This is easier said than done, we know. But remember your bestie isn’t the only person who has ever cared for you.
Find support in other people you love and cherish, and slowly you’ll begin to heal.
Step two: Acceptance
Not only does being ditched by a friend cause a world of hurt, it can also trigger a multitude of insecurities, as we search for the reason behind our bestie’s sudden change of heart.
“It’s important to recognise that every one of us has an, ‘I’m not good enough’ story in our heads that gets [exaggerated] whenever we are hurt,” says Laura.
“Our mind is constantly looking for ways for us to be accepted and loved, so it raises all our flaws in an attempt to make sure we are acceptable to everyone.”
It can be hard to get our head around, but the unfortunate reality is that not every friend will be there for life.
Step three: Forgiveness
Forgiving someone doesn’t mean you need to welcome them back into your life with open arms.

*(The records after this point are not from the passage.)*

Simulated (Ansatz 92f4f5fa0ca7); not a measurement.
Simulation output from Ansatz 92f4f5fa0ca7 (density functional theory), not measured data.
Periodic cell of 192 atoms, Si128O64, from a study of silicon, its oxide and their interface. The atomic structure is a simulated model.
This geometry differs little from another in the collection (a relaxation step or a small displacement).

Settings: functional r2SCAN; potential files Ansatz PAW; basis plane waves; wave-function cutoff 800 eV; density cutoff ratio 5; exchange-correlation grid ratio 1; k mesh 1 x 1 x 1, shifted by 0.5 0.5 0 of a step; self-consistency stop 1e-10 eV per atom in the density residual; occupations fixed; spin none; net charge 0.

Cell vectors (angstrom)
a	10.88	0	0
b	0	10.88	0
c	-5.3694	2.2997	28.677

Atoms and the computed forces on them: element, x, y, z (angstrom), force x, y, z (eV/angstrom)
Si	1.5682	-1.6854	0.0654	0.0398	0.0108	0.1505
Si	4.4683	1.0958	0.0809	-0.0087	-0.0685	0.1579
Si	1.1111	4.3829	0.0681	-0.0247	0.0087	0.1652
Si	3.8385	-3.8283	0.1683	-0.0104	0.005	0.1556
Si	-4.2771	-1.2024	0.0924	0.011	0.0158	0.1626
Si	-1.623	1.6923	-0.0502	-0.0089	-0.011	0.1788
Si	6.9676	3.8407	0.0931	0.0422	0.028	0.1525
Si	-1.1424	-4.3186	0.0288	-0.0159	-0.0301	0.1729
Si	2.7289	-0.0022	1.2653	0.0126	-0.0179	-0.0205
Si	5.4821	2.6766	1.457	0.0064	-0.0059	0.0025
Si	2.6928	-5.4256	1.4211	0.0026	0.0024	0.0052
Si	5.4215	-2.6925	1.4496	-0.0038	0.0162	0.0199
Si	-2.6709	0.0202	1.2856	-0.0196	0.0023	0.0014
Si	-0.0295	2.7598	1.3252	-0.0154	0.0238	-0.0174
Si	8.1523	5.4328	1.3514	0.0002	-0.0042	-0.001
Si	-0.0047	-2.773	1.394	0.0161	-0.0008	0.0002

“A better understanding of forgiveness is that it’s making a choice to no longer allow ourselves to be caught up in resentment about a relationship,” advises Laura.
“To find this kind of forgiveness, it requires us to be honest with ourselves and acknowledge the depth of our hurt over the situation.”
Yep, your bestie dumped you, and yep, it sucks. But don’t make the mistake of valuing yourself based on the opinion of someone else. You know you’re awesome, and yours is the only opinion that really counts!